This new facility is not, however, appropriate for all countries. For some, a precautionary facility would contribute to greater market confidence, but policies and policy frameworks may still need strengthening. For these countries, the IMF has introduced High Access Precautionary Arrangements, or HAPAs, which again provide an insurance policy, but in return for necessary policy measures.
More focused and flexible conditionality
For these and most other IMF programs, conditionality will remain critical to ensure that necessary policy adjustments are made and that the revolving nature of IMF credit is preserved. But conditionality has become more focused and streamlined, to encourage countries to approach the IMF early on, before their problems become too severe. At times, conditionality was seen as unduly burdensome, laden with conditions that—although potentially beneficial—were not always crucial for the success of the program or that were implemented without sufficient flexibility with regard to timing or nature of the policy actions. The IMF had already made efforts to streamline conditionality in recent years, but these efforts have taken a leap forward with recent changes that eliminate structural performance criteria and replace them with a more flexible benchmark approach based on a broader progress review. Under this approach, IMF-supported programs would continue to provide the strong policy framework country authorities often value, while moving away from a rigid checklist approach to policy evaluation.
More resources required
These reforms will have little impact if the IMF lacks sufficient resources: in a world of high-volume private capital flows that can swiftly change course, financing packages must be large enough to make a difference. The IMF has thus far had enough resources to do the job. It has already increased its aggregate lending sharply during the crisis and has enlarged the size of its programs in accordance with the size of the global shocks hitting these countries. For example, three emerging market countries—Hungary, Romania, and Ukraine—are each set to receive IMF financing in excess of $15 billion. Access limits, including for low-income countries, have been doubled to assure those countries that their needs can be met. The IMF also intends to provide $6 billion in concessional resources to low-income countries over the next two to three years: these countries, in particular in sub-Saharan Africa, have experienced several years of very strong growth, and it is crucial that we not allow the crisis to undermine this progress.

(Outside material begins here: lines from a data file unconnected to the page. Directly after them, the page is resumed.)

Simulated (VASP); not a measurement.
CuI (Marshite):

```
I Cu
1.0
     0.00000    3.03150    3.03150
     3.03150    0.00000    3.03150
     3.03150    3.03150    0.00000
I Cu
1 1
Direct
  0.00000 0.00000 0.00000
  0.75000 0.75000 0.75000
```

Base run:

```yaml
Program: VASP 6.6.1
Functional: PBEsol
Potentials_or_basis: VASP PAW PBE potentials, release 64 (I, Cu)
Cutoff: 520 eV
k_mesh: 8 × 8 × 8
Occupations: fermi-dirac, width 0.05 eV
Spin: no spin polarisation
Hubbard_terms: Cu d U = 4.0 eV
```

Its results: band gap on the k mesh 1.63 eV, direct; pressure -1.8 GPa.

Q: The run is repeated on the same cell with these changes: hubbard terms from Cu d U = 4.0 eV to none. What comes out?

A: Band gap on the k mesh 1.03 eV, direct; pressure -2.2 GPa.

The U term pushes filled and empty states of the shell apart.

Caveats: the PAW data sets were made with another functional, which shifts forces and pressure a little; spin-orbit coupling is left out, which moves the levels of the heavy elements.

World leaders have pledged to ensure that IMF resources remain adequate, even if the crisis ends up deeper or longer than anticipated. The G-20 leaders have agreed to triple the IMF’s lending capacity to an unprecedented $750 billion and to at least double its capacity for concessional lending to low-income countries.
The G-20 has also mandated that the IMF agree on a new general allocation of Special Drawing Rights (SDRs), which would provide $250 billion in global liquidity. While this is quite small relative to overall global liquidity, it can have a sizable impact on international reserves for emerging market and low-income countries, potentially providing some additional breathing room for countercyclical macroeconomic policies.
Better and expanded surveillance
Although reform of IMF lending facilities is critical, success in contributing to crisis prevention will ultimately rest on strong surveillance. The IMF was already in the process of making important changes to its surveillance before the crisis struck, by increasing its emphasis on financial risks and their links with macroeconomic outcomes and by emphasizing cross-border spillovers. However, the crisis has clearly pointed to the need for further efforts in this area. The IMF was among the first to warn about risks to the financial sector and was ahead of the curve in its forecasts and calls for global fiscal stimulus and the cleansing of bank balance sheets. However, the IMF did not fully anticipate the depth of the crisis and underestimated the strength of domestic and international linkages. Moreover, the warnings were not loud enough, and were often ignored by policymakers. The IMF is learning from this experience and taking a number of steps to increase the effectiveness and scope of its bilateral and multilateral surveillance:
• A key initiative, in response to a request from both the International Monetary and Financial Committee and the G-20, is the development of an Early Warning Exercise, in collaboration with the Financial Stability Board (FSB). This initiative, envisaged as a twice-yearly exercise, is an effort to take a more systematic view of tail risks and global interlinkages, which, ultimately, should lead to earlier and better policy responses to those risks. The first full presentation to members of this exercise will take place at the IMF–World Bank Annual Meetings in Istanbul this October.
• The IMF is strengthening its Financial Sector Assessment Programs, focusing more closely on cross-border and systemic issues and integrating more closely with bilateral surveillance.
• G-20 leaders have also asked the IMF to assess regularly the actions required and taken by countries in dealing with the crisis. In this context, the IMF has begun publishing a G-20 Fiscal Monitor, which tracks the implementation of fiscal stimulus by countries and will monitor, together with the FSB and other international bodies, implementation of commitments made by G-20 leaders on financial oversight.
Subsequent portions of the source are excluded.